With 8 pound roasters at 30 cents, we have an expense account about as follows: cost of production to broiler stage, 30 cents as previously given. An additional food cost of 10 cents per pound of chicken flesh would still leave a margin of $1.40, so, for an income of $1,200, only about 860 birds need be raised, a proposition not beyond the capacity of one man to handle.
Allowing a spread of five hatching periods, the number of eggs required at once would be one-twelfth that demanded by the broiler farm. As it is, the roaster grower finds trouble in getting good eggs and is obliged to pay 50 cents a dozen for them, but his want is within the region of possibility.
The South Shore roaster district is an example of an industry built up by specialization and co-operation. But in this sense I do not mean co-operation in production, but that the product is handled by a few dealers and has become well known so that the brand sells readily at an advanced price. To a beginner in the South Shore district, the numerous successes and failures around him cannot help but be of great benefit. The South Shore roaster district of Massachusetts is the best example of specialized community production of poultry flesh that we have in the United States. It is only rivaled by the districts in the south of England and in France.
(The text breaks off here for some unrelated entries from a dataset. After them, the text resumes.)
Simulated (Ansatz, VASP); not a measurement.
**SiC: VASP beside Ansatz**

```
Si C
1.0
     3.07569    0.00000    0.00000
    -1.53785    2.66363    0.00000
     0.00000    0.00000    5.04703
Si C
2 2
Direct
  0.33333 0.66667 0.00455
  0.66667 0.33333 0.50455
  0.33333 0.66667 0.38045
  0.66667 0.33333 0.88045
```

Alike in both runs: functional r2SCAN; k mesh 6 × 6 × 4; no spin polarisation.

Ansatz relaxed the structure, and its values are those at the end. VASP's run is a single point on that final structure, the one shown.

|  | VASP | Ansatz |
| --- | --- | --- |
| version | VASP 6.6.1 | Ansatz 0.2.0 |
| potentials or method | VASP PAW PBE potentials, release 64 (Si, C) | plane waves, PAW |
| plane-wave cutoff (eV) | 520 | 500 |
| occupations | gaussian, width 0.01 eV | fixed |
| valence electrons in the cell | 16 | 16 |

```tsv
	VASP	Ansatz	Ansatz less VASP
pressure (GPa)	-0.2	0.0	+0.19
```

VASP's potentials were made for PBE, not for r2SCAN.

In Chapter III the writer takes up fully the community production of eggs. The reason I have gone into this matter in regard to eggs rather than roasters, is because the egg production is much the greater industry, and, whereas the soft roaster is at a premium only in a few Boston shops, high grade eggs are universally recognized and in demand. Many of the economies, especially concerning incubation, would apply equally well in both communities. I expect to see the time when chicken flesh shall be produced with these more advanced methods in many "South Shore" communities.
Too Much Competition in Fancy Poultry.
The various types of chicken farming are classified by what is made the leading sales product. This will depend wholly upon what is done with the female chicks that are hatched. If they are sold as broilers it is a broiler plant; if as roasters, it is a roaster plant; if as stock, it is a fancy or breeding stock business, but if kept for laying the proposition is an egg farm, and all other products are by-products. These by-products are to be carefully considered, and sold at the greatest possible price, but their production is incidental to the production of the main crop.
Of the fancy poultry business as a main issue it must be said that it is certainly a poor policy to start out to make a living doing what hundreds of other people are only too glad to spend money in doing. Just as a homeless girl in a great city is beaten out in the struggle for existence by competition with girls who have good homes, and are working for chocolate money, so the man starting out as a poultry fancier is certainly working at great odds in competition with the professional men, farmers and poultry raisers whose income from fancy stock is meant to buy Christmas presents and not to pay grocery bills.
To enter the fancy poultry business, one should take up poultry breeding in a small way, while working at another occupation, or he may take up commercial poultry production, learn to produce stock in large quantities and at a low productive cost, after which any breeding stock business he may secure will be added profit. The fancier will find the cost of production as given for commercial purposes very instructive, but if he operates in a small way he should expect to find his productive costs increased unless he chooses to count his own labor as of little or no value. That every chicken fancier also has in a small way commercial products to sell, goes without saying. These, indeed, together with his sales of high-priced stock, may pull him through with a total profit, even though his production cost is great, but every fancier should take a pride in making the sales at commercial rates pay for their cost of production.
If the reader has received the impression from the present discussion that fancy poultry breeding always proves unprofitable, he certainly has failed to get the key-note of the situation. There are numbers of fancy poultry breeders making incomes of several thousand dollars per year, but these are old breeders and well-known men.
There is another type of poultry fancier who is more commercial in his methods, but whose work lacks the personal enthusiasm and artistic touch of the regular fancier. I refer to the band wagon style of breeder who gets out a general catalog in which are pictured acres of poultry yards with fences as straight as the draughtsman's rule can make them. Such men do a big business. They may carry a part or all of the breeding stock on a central poultry plant and farm out the eggs, contracting to buy back the stock in the fall, or the poultry farm may be a myth and the manager may simply sell the product of the neighboring farmers who raise it under contract.